Sunday, 24 February 2008

It All Started With Half An Hour Of Adverts

A shorter lie-in this morning followed by a timed 5k along the route used for the Nottingham Grand Prix race. In the 'heat' of the race I hadn't noticed how hilly it was. It's also windy today so this hopefully, combined with the lack of anyone to race against, explains a time of 22.19. After this I join L and Doggo and we run a few more miles. Doggo is appalled when we leave the park and don’t head home but to the pond instead. Still it’s not over and after the pond we finish off with another sojourn through the park.

In the afternoon I drop my skis off in town. I've finally found somewhere that service skis, although I'm not hopeful of seeing them again before our Austria trip but they do need doing, so it's worth the risk. In town there's nowhere to park unless you want to part with a lot of cash, so I look for a parking meter, 60p for 30 minutes will do me and no ever uses them so there should be loads free. That is, except for on a Sunday when they’re free to use, so everyone parks there. Takes me ages to find a free one and I still get a long walk.
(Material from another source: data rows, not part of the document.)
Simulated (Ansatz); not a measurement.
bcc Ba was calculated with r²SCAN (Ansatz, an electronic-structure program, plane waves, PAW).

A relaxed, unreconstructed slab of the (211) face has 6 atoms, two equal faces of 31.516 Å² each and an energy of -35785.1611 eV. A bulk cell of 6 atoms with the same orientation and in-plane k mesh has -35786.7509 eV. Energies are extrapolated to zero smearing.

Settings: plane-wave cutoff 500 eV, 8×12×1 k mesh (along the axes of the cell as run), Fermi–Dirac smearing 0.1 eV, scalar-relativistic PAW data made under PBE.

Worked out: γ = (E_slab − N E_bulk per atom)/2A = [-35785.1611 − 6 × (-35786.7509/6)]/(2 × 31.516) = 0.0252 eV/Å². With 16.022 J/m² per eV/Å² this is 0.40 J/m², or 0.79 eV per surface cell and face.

L does Lasagne for tea. Excellent, almost as good as mine! We wash it down with pino colada, it's out of carton and without the rum but it's not bad for an AF night.

In the evening we're at the cinema. We're risking the Showcase because they’re not showing this one at Broadway and my last experience of the Savoy was not memorable. We arrive for the 7.10 showing but by 7.40 we are still waiting for the film to start. They subject us to advert after advert, even either side of five film previews. Someone even walks out during the adverts and I don’t see them return. So apologies to the Savoy, we’ll be back next time.

We're here to see the four-time Oscar nominated Juno. Nominated for best film, best original screenplay, best actress (Ellen Page who plays Juno) and best director (Jason Reitman, his second film, following ‘Thank You For Smoking’).

Juno MacGuff tells us ‘it all started with a chair’. This the chair that the sixteen year-old manoeuvred her best friend Paulie Bleeker (Michael Cera) on to. The chair where she had sex with him and ended up pregnant. To her credit she then refuses to become a victim of her circumstances and explores her options, although without seeking anyone else's advice. In the end, she bottles out of an abortion and instead finds adoptive parents in the local freebie ‘Penny Saver’ newspaper, which is a bit like ‘Loot’ I suppose.

I'm afraid this really isn’t my sort of film at all and I don't really want to criticise it but it's been 'nominated' so I feel I ought to. I find the first half a real drag and what makes it worse is that everyone talks in a pretentious American teenage slang which is extremely annoying and that’s just the adults. The jokes aren't very funny and the ticking off of an ultrasound engineer is just embarrassing.

Juno herself is portrayed as a cocky, clued up individual. A pretty smart one at that, which makes it a bit unbelievable that she was stupid enough to get herself knocked up in the first place, particularly as it was her who planned the seduction. A broken condom excuse would have been more believable and a better message to send out.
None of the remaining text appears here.